Senior Fellow at Brookings Institute Says Global Insurance Pool Would Reduce Financial Risks

According to Eswar Prasad, a senior fellow at Brookings Institution and a professor at Cornell University, countries around the world should establish an “insurance pool” to lower the risks caused by emerging-market countries’ hoarding of foreign exchange reserves.

Published on August 29, 2011

“Given the deteriorating public debt trajectories of reserve currency economic areas, the long-term risk on emerging markets’ external balance sheets is shifting to the asset side,” Prasad, a former head of the China division at the International Monetary Fund, said in a paper presented today to the Federal Reserve’s annual symposium in Jackson Hole, Wyoming.

“These countries may be forced to rethink the notion of advanced economy sovereign assets as being ‘safe’ assets, although they are certainly highly liquid,” Prasad said. The U.S. this month lost its top AAA credit rating from Standard & Poor’s.

Under the proposal, a country would “pay a modest entry fee” of up to $10 billion, and an annual premium for “insurance that it could call upon in the event of a crisis,” the paper said. The cost would depend on both the level of insurance and “the quality of a country’s policies,” which would “strengthen moral suasion and get a country to at least partially internalize the effects of its own policies on global risks,” Prasad said.

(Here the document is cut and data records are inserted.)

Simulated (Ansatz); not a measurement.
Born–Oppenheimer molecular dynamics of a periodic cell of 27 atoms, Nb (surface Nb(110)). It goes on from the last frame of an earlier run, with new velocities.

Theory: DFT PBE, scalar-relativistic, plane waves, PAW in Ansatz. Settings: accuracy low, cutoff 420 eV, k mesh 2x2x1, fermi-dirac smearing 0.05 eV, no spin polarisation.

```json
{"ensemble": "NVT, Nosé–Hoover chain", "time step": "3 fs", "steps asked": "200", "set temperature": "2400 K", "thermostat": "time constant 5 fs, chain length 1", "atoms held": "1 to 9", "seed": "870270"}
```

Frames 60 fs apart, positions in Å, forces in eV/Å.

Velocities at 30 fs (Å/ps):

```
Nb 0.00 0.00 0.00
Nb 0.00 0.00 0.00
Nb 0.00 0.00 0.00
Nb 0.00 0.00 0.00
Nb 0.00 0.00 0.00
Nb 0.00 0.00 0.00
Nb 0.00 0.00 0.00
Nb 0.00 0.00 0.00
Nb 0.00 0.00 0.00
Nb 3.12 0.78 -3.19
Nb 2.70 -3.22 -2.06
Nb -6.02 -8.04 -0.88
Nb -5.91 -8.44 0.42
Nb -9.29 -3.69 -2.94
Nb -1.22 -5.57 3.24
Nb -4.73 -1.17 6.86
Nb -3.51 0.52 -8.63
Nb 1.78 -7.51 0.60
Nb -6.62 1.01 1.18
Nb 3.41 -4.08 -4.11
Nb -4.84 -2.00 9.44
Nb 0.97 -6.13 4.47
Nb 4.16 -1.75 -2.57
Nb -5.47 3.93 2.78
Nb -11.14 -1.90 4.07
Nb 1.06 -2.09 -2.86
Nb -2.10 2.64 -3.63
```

The premiums would be used to buy a portfolio of government bonds from the U.S, Europe and Japan, with central banks from those areas “obliged to backstop the pool’s lines of credit,” the paper said.

Bond Holdings

Emerging market nations’ accumulation of developed countries’ bonds “allows advanced economies to get easy financing for their fiscal profligacy,” Prasad said. The size of their stakes also caused concern during the crisis that “financial markets could be further destabilized” if they dumped their holdings of Treasuries, he said.

“Thus, in many ways, massive reserve accumulation makes those reserves less valuable at a time of global crisis and in fact reduces the value of insurance as it heightens global risks,” Prasad said.